Wednesday, 21 May 2008

It is slipping away...

Here is just one more piece of evidence pointing to a slowdown in the property market.

This chart tracks the number of transactions paying stamp duty. As you can see, the numbers have been declining sharply for the last couple of months.

One quick word of warning; this data may include some commercial property transactions. Normally, these kind of transactions account for about 10 percent of the total. However I couldn't get a clear understanding of whether this particular series included commercial property transactions or not.


aSteve said...

That scale can't be right, can it? 200 transactions (per month) at the height of the boom in November '06?

Incidentally, when was the last time that so few transactions paid stamp duty?

Alice Cook said...

Asteve, the November 06 data was abnormally large due to some processing backlog. some of the transactions were completed the previous month, but the stamp duty was collected the following month.

Remember, also that these numbers probably have some non-residential properties in there. Also, it excludes transactions less than GBP 40,000.


aSteve said...

Oh, I wasn't bothered that October data appears in November '06...

Either I was being blind or you snuck in a "thousands" in the title. ;)

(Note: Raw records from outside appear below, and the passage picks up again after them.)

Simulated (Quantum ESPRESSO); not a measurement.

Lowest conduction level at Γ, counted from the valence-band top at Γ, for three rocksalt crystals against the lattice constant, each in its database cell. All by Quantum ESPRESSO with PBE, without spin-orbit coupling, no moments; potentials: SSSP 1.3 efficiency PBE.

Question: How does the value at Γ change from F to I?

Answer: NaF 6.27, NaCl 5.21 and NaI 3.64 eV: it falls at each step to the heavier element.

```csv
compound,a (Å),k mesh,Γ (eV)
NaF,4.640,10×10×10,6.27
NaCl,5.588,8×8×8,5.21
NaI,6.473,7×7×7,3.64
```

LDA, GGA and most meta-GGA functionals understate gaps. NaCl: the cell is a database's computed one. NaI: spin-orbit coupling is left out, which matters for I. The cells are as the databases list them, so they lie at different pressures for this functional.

I think we can safely ignore properties costing less than £40K - I've not seen anything relevant that cheap for a decade - LOL!

I'm interested in the idea of "time on the market"... I think that Rightmove claim ~90 days. Rightmove alone, have ~1m properties on their books, so - if the 90 days is honest - there would need to be 300,000+ property transactions for properties to be sold, on average within ~90 days... even ignoring properties sold by private treaty and at auction.

I'd love to see a graph of implied time on the market - if we can find reasonable estimates for the number of properties advertised each month. I suspect it would be a rather cute exponential curve.

I'd also love to see this graph going further back into history - and for there to be a long-term mean drawn... to see when liquidity in the housing market went below trend.

Alice Cook said...


You are too quick for me. I tried to sneak it in. It is what happens when you are answering the phone and posting at the same time.


aSteve said...

I would have guessed "thousands" - if 2000's hadn't made more sense in the context of other media reports about time on the market.

Another good graph would be the mean period between re-sale over time... to take into account the expansion of new-build property.

aSteve said...

Oh... and... can we plot this against the mortgage approvals?

Over the last three months, it seems, a far greater proportion than normal of house purchases have been without any mortgage whatsoever. ;)

Mark Wadsworth said...

I don't know what source you used, but HMRC give a breakdown between residential and commercial (albeit a year out of date) here.

Anonymous said...

I take it this supports the general progression of a housing bust:

- Sharply reduced volumes;
- Inventory build up;
- Stagnant prices;
- Cliff dive.

It doesn't matter so much that some CRE is in the data because that's crashing too, so the trend will be the same.


El Sid said...

Just one more sign that the bubble has burst.